Background poling in this case is complicated by the fact that when there's not much activity it'll be in WFI mode most of the time to save power.

If anyone from NXP is paying attention, what I'd love to see in a future version is a separate flow control watermark to separate the interrupt/DMA trigger from the flow control trigger, and an option for an idle line to generate an IRQ or DMA (only once!) when there is data in the FIFO.

Thanks,

Scott

0 Kudos

2,092 Views
mjbcswitzerland
Specialist V

Scott

RTS/CTS is not needed with DMA (although can be used if it doesn't cause issues with the other side) since the Rx will never miss a character. The SW buffer just has to be large enough that it doesn't overflow (that is, the application SW must read on average fast enough that the circular buffer doesn't become full). HW RTS/CTS will not help in this case since it won't trigger.

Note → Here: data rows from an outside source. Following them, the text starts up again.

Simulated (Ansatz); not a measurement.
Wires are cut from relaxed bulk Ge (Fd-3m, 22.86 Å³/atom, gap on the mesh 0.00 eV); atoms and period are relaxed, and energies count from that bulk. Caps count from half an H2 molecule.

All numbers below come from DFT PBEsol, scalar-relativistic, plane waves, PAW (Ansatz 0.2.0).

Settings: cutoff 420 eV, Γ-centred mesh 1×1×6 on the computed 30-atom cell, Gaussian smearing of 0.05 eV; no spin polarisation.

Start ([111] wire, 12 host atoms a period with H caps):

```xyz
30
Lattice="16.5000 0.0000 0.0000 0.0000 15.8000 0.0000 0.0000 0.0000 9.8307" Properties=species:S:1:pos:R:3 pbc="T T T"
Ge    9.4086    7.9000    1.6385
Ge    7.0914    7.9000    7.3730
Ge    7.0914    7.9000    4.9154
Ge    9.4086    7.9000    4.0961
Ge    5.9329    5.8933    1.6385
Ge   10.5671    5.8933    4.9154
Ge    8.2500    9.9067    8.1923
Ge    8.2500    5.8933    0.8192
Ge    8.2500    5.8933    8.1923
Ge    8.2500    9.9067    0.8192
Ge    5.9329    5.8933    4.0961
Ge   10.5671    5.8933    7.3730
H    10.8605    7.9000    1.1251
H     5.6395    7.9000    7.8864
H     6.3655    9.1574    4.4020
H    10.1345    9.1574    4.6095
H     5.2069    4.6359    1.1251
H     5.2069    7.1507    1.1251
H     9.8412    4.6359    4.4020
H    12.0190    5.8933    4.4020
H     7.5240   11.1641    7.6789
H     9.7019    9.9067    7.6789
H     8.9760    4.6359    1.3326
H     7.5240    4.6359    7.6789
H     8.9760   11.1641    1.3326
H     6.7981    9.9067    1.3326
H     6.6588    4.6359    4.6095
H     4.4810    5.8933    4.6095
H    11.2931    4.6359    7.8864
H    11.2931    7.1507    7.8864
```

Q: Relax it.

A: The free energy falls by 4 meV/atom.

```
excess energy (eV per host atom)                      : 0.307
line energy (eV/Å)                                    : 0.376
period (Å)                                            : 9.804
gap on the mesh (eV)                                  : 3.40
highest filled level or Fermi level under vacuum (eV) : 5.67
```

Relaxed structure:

If you use low power modes you won't be able to receive UART at high speeds. VLPS will work up to about 56kBaud due to the time that it takes for the processor to move from VLPS to RUN and so I don't expect that you will be able to use anything lower than WAIT, which means that the UART and DMA are still fully  functional. There are however various different (incompatible) K22 parts, some with LPUART, so the exact type needs to be known to be sure. Based on the application latency requirements a regular HW timer wake up to check to see whether there is UART reception may be suitable (Eg. at 8MBaud, 16kBytes DMA buffer and 10ms HW timer wake-up would allow safe 10ms latency (with up to a 8k rx waiting to be treated).

There is complete and mature RX DMA in the uTasker Open Source project which has been proven in intensive industrial use which has no reliance on KSDK in case you require a reference or immediate complete operation:

Web:      https://github.com/uTasker/uTasker-Kinetis
HTTPS:    https://github.com/uTasker/uTasker-Kinetis.git
SSH:      git@github.com:uTasker/uTasker-Kinetis.git

Regards

Mark

0 Kudos

2,092 Views
scottm
Senior Contributor II

RX will never miss a character, but the application needs to get to it in time and I've got only so much RAM to devote to buffers.  It just makes my life easier if I know that one data stream can slip a deadline and not lose data.  In some modes (like if it's streaming audio) it'll degrade performance, but missing a byte causes it to get de-synchronized with the sender and it can miss many packets before it finds a valid header again.  I can probably get what I need by setting up a half-complete interrupt or something on the DMA channel and setting RTS/CTS from there.

WAIT is what I'm using.  It may end up using VLPS at some point but only in standby modes.  The WGM110 is a WiFi module so it's not going to be waking the system up from a very low power mode since it's a power hog itself and will only have unexpected data if it's connected.  Using WAIT during normal operation is an easy 20 mA savings, though.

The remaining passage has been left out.